SimBaMM: Simple Baseline for Multimodal Learning

Updated 4 January 2026

The paper introduces a closed-form probabilistic fusion method that computes optimal multimodal embeddings under conditional independence assumptions.
SimBaMM leverages a late-fusion Transformer architecture with per-modality encoders and token-based fusion to benchmark performance on large-scale multimodal tasks.
Empirical evaluations demonstrate competitive accuracy and efficiency across healthcare and sentiment datasets under rigorous, standardized experimental protocols.

Simple Baseline for Multimodal Learning (SimBaMM) designates two separate but thematically aligned contributions to multimodal machine learning: (1) a closed-form generative fusion scheme for multimodal utterance embeddings (Liang et al., 2019), and (2) a late-fusion Transformer architecture advanced as a benchmark in large-scale empirical studies (Rheude et al., 28 Dec 2025). Both approaches serve as strong baselines, emphasizing the effectiveness of simplicity and methodological rigor in comparison to increasingly complex multimodal models.
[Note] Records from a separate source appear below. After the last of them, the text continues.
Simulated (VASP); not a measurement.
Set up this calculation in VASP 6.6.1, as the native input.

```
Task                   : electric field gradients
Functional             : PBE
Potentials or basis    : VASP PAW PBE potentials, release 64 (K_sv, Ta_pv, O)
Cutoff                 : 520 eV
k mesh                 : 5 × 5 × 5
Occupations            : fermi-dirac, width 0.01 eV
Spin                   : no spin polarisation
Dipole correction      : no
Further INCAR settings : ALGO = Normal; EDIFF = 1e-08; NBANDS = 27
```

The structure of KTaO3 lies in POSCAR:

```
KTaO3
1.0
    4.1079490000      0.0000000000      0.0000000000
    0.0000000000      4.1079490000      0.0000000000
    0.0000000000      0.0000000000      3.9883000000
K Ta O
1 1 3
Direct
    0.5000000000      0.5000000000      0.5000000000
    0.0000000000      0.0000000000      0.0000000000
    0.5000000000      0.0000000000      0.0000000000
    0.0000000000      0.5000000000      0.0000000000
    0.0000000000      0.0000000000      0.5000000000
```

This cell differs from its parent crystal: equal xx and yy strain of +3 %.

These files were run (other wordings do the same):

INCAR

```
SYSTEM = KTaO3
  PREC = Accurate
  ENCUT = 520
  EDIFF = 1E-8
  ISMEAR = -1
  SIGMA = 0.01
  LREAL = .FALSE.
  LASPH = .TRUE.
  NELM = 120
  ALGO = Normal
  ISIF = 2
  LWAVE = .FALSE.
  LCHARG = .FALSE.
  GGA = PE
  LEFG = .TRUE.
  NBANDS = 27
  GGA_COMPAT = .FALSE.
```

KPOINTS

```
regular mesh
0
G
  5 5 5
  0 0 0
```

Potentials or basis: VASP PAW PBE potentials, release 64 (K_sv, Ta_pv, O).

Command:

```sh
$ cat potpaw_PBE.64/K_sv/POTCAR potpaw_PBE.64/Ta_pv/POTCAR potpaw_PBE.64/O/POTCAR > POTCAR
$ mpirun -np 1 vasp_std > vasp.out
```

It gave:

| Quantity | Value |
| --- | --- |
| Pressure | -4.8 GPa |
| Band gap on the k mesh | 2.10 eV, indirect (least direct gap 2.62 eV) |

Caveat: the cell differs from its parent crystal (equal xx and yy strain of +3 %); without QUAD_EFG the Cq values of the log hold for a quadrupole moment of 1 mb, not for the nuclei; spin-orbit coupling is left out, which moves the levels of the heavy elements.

1. Precise Modeling Assumptions and Likelihood-Based Fusion

The probabilistic SimBaMM formulation (Liang et al., 2019) models each utterance $s$ by a unit-norm embedding $m_s \in \mathbb{R}^d$ . The model assumes conditional independence of modalities—words ( $w$ ), visual features ( $v$ ), and acoustic features ( $a$ )—given $m_s$ , with the total likelihood factorizing as

$P(s|m_s) = P(w|m_s)^{\alpha_w} \cdot P(v|m_s)^{\alpha_v} \cdot P(a|m_s)^{\alpha_a}$

where each $\alpha_\cdot$ is a learned or preset modality weight. Each modality likelihood is unimodal:

Language: For each word $w$ , likelihood employs Arora et al.-style smoothing,

$P(w|m_s) = \alpha\,p(w) + (1-\alpha)\,\frac{\exp(\langle w, m_s \rangle)}{Z_{m_s}}$

with $p(w)$ the corpus frequency and $Z_{m_s}$ a normalization.

Visual & Acoustic: Each per-feature dimension is modeled by a diagonal Gaussian,

$v(i)\,|\,m_s \sim \mathcal{N}(\mu_v(i), \sigma_v(i)^2)$

with $\mu_v(i) = W_v^\mu(i)\, m_s + b_v^\mu(i)$ , $\sigma_v(i) = \exp( W_v^\sigma(i)\, m_s + b_v^\sigma(i))$ . Acoustic features are handled analogously.

No explicit bimodal or trimodal factors are included in this supplement.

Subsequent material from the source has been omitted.